Last week’s Consumer Electronics Show (“CES”) put a spotlight on Internet of Things (“IOT”) technology and its leading application, the smart home. The term Internet of Things was coined 17 years ago and has had a couple of waves of enthusiasm in the past. Has it now arrived? I’m skeptical because I don’t yet see the killer app.
I first heard the phrase Internet of Things (“IOT”) in 2000, from an entrepreneur out of the MIT Media Lab who was pitching a start-up to develop a networking technology to enable the IOT.  That start-up became Ember and the technology evolved to ZigBee. In 2012 we sold Ember for about 80¢ on the investor dollar. The management team got a big bonus but not the “change your life” money they had hoped for.
I love the phrase “Internet of Things” because it suggests that the magic of the internet can be expanded from a world market of circa one billion computers and smart phones per year to all the world’s smart devices, including cars, appliances, and controls and sensors of all kinds, about 10 billion devices sold per year. What venture investor would not be excited by the opportunity to create a 10x bigger Internet? We set out to build an inexpensive, easy to manage, secure network like Ethernet that would enable many services, from clocks that reset themselves to daylight time to complex monitoring and process control applications. Bob Metcalfe, the inventor of Ethernet and founding CEO of 3COM, a major networking company, also invested in Ember.
Of course, we made some mistakes. We were ahead of the market. We over-engineered ZigBee and lost a large part of the home market to a simpler, cheaper technology (Z-Wave). And we failed to bring a marketing genius on board who might have been able to stimulate more demand. But the biggest problem was the absence of a “killer app”, what the spreadsheet was for the PC, a use case that a large number of consumers really cared about.
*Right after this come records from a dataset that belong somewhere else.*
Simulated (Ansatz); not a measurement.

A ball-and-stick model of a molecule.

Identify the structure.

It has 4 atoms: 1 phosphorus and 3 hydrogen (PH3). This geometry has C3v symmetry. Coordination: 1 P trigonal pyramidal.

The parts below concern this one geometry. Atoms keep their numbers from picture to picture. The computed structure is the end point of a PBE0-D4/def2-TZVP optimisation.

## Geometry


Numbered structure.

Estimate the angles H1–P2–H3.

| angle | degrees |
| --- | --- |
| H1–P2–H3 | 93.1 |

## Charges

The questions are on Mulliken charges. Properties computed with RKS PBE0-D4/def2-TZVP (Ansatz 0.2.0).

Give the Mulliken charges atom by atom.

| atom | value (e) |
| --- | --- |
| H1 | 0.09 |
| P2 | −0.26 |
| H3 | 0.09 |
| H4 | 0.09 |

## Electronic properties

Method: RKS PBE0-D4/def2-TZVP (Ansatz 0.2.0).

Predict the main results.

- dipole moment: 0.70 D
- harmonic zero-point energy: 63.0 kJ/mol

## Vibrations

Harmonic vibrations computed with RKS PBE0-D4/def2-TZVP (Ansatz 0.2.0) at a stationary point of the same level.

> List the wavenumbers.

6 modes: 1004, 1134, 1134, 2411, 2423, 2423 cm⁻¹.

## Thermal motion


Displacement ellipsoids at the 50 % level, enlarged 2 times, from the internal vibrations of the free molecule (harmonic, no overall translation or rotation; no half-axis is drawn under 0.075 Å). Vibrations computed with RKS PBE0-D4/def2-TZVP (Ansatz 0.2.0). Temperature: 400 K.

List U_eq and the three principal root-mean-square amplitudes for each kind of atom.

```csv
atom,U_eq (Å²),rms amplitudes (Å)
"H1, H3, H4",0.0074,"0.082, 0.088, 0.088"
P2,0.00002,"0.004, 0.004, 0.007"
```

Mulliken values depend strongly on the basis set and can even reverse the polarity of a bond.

The apps that looked most promising were energy management and home automation/security. Industrial markets are fragmented and inherently slower to change. Seven years later, the smart home (encompassing automation, energy management, and security) is still the most promising market.
The learning from Ember was: few people feel a burning need for a smart home. Energy concerns come and go with energy prices, and since 2008 energy prices have been down and SUV sales are up. The ZigBee companies got a nice lift from smart meters around 2010, but that was mostly a regulator-driven initiative, versus consumer-driven. When the regulatory mandate was met, the market stalled.